STILL GETTING COOLIDGE WRONG AFTER ALL THESE YEARS

For more than 86 years now, they still can’t get Coolidge right.

America’s 30th president has been quoted year after year with mind-numbing ignorance by newspapers and television personalities as having said that “The business of America is business.”  What he said, in that speech on January 17, 1925, was: “After all, the chief business of the American people is business.”

Omitting “after all” and “chief” makes a difference. It tells us what lazy reporters and editors didn’t want to bother telling their readers: business is not the only business of America. Heck, we can’t make things too complicated for Joe and Jane Sixpack to understand. It sounds and reads so much better without those qualifiers.

And they

also didn’t bother to add a couple of things Coolidge added to his “business” sentence. One was: “Of course the accumulation of wealth cannot be justified as the chief end of existence.”

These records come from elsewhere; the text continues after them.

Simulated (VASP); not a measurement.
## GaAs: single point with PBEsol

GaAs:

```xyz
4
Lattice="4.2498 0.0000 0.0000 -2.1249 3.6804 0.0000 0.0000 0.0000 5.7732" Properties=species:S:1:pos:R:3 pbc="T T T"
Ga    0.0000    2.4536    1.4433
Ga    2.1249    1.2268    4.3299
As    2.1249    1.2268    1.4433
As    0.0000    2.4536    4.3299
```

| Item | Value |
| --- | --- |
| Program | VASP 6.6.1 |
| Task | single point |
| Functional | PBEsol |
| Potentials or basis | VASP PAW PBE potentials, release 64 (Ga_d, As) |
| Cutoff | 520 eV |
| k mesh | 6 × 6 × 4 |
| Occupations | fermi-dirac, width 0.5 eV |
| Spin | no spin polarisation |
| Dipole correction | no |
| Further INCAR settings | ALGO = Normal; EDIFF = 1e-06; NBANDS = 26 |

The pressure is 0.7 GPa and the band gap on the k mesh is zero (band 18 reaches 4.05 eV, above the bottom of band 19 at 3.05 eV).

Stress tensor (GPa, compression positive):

You don’t want to tell them that and steer them away from their path to wealth, not even in an economy with high unemployment. The Chamber of Commerce and corporate biggies wouldn’t like that.

So Coolidge’s non-quote is repeated, as by Larry Kudlow’s headline writer in the National Review on September 10, 2010. Anybody with Google can go ahead and find more examples. Isn’t it time, by now, to get Coolidge right? Even if, at long last, just out of respect for his audience that day in 1925: the American Society of Newspaper Editors.